In Managing the Professional Service Firm , David Maister wrote, two aspects of professional work create the special management challenges of the professional service firm.
- First, professional services involve a high degree of customization in their work. Professional firms must manage customized activities where little, even management in- formation, can be reliably made routine. Management principles and approaches from the industrial or mass-consumer sectors, based as they are on the standardization, supervision, and marketing of repetitive tasks and products, are not only inapplicable in the professional sector but may be dangerously wrong.
- Second, most professional services have a strong component of face-to-face interaction with the client. This implies that definitions of quality and service take on special meanings and must be managed carefully, and that very special skills are required of top performers.
Further elaborating on the PSF characterisics and attributes, Maister came up with a variation on the DuPont formula that shows three paths to profitability (profits / partners): margin (profits / fees), productivity (fees / staff), and leverage (staff / partners). He recommends a framework to assess per-project profit measuring. Most firms make 120 percent of their profit on 80 percent of the accounts. The other 20 percent actually lose money! And usually the accounts that lose money are the ones that are seen as “high-profile must win” projects.

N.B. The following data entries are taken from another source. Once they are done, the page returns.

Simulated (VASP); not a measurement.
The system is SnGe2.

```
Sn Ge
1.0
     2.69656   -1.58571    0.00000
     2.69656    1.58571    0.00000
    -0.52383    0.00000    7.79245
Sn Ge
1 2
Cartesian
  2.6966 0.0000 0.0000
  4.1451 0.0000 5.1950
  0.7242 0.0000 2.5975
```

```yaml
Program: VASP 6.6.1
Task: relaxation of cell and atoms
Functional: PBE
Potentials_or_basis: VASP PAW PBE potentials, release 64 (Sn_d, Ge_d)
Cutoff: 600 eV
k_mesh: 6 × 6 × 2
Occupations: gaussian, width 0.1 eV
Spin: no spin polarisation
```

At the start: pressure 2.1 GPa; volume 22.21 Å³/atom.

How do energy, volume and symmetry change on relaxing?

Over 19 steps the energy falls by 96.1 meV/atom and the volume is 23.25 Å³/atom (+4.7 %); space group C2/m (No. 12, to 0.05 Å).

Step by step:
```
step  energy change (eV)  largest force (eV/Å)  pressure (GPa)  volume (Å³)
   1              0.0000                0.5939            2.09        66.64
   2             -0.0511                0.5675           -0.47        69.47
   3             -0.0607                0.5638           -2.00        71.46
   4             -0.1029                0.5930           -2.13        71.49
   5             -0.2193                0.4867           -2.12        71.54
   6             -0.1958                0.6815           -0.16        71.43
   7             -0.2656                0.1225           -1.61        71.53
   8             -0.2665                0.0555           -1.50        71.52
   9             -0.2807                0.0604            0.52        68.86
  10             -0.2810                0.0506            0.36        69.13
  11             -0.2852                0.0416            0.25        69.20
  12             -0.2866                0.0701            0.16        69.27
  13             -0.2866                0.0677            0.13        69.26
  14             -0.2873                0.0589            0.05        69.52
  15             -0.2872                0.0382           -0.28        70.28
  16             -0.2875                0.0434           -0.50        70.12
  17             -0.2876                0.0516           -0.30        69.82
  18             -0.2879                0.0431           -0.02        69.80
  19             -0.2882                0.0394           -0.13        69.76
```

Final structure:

An employee’s value balance sheet is their accumulated inventory of skills and knowledge and client relationships. More so in the software/consulting industry, dominant part of the PSF space, skills and knowledge deteriorate at an alarmingly fast rate. So every employee argues Maister,must continually upgrade their current skills and add news ones in a process of continual learning. This process of continuous improvement is the income statement; what new skills or abilities are learned that can be put on my balance sheet. Tom Peters has covered almost all the elements that Maister has outlined in several of his writings about the professional service organisations.